Forum Moderators: open
I feel very strongly that until we have a good grasp on why it exists, it will be very hard to beat.
I don't buy the explanation that it's intended to be a method of stopping spam. Why? One, there's too much collateral damage it is doing. Two, if you accept the 80/20 principle (20% of spammers are doing 80% of the spamming), and you realize that there are multiple ways already of beating the sandbox that all of those spammers are aware of, it doesn't make sense anymore.
So, why does the sandbox exist?
The most obvious effect of the sandbox is that it prevents new domains (not pages) from ranking for any relatively competitive term. So, start thinking like a search engine - what would be the benefit of this?

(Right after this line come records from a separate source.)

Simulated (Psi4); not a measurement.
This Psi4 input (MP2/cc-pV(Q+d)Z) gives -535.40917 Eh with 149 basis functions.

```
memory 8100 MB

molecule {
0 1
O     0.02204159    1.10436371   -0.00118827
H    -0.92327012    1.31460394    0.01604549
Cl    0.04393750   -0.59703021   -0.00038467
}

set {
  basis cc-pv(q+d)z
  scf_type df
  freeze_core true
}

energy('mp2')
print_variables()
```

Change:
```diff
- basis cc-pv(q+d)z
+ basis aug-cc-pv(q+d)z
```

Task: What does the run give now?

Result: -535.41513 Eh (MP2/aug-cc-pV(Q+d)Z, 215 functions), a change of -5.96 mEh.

Because Google if it was a capacity issue should want to omit the pages most likely to be problematic from the index. If they did what you suggest above, this would mean new pages on established news sites wouldn't be indexed because they will start out at PR0 when they are found. This would make the index look really stale. A spammer can easily get his site above PR0 with a few decent PR links from other sites he controls. The spammer modus operandi is to keep tossing up new domains, and as the older ones are zapped, the new ones get take their place. Thus to deal with these spammers, Google decided that the worst/weakest sites likely were the newest ones.
The same thing seems to work but a lot slower with a pr5 site also it looks to me that May-start June links are just beginning to be factored in... with lower pr5 and pr4 sites it's all quiet yet...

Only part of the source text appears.